NEW YORK

- A U.S. official says North Korea has been linked to the unprecedented act of cyberwarfare against Sony Pictures that exposed tens of thousands of sensitive documents and escalated to threats of terrorist attacks that ultimately drove the studio to cancel all release plans for the film at the heart of the hack, "The Interview."

The attack is possibly the costliest for a U.S. company ever, said Avivah Litan, a cybersecurity analyst at research firm Gartner.

"This attack went to the heart and core of Sony's business - and succeeded," she said. "We haven't seen any attack like this in the annals of U.S. breach history."

Federal investigators believe there is a connection between the Sony Pictures hack and the isolated communist nation, according to an official who spoke on condition of anonymity because the official was not authorized to openly discuss an ongoing criminal case.

Earlier in the day, the besieged company canceled the Christmas Day release of "The Interview," citing the threats of violence against movie theaters and decisions by the largest multiplex chains in North America to pull the film from its screens. Seemingly putting to rest any hope of a delayed theatrical release or a video-on-demand release, Sony Pictures later said it has "no further release plans for the film."

The cancellation was a startling blow to the Hollywood studio. The hackers, who call themselves Guardians of Peace, on Tuesday had threatened violence reminiscent of Sept. 11, 2001, against movie theaters showing the film. Sony canceled a planned New York premiere and offered theaters the option of bowing out.
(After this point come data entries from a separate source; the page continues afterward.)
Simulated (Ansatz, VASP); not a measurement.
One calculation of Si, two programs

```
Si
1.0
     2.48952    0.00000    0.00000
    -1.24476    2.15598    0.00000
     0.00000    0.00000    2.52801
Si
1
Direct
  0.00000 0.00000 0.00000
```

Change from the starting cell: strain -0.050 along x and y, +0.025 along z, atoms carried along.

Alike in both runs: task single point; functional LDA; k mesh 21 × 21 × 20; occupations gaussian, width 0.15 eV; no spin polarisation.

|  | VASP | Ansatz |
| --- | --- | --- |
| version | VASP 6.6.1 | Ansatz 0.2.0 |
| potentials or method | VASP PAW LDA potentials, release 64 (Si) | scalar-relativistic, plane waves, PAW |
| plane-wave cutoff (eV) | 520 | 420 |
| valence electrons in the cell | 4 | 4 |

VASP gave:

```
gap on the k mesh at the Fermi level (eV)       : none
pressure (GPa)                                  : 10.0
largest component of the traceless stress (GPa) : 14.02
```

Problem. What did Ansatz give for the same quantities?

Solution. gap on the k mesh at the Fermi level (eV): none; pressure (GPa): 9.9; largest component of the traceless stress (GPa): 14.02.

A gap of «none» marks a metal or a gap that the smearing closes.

One after the other, all the top U.S. movie chains announced they would postpone any showings of the comedy, which features a pair of journalists played by James Franco and Seth Rogen who are tasked by the CIA to assassinate North Korea leader Kim Jong Un. Sony said it then had little choice but to cancel the release.

"We are deeply saddened at this brazen effort to suppress the distribution of a movie, and in the process do damage to our company, our employees, and the American public," Sony Pictures said in a statement yesterday. "We stand by our filmmakers and their right to free expression and are extremely disappointed by this outcome."

White House spokeswoman Bernadette Meehan said the U.S. government had no involvement in Sony's decision, adding that artists and entertainers have the right to produce and distribute whatever content they want in the U.S.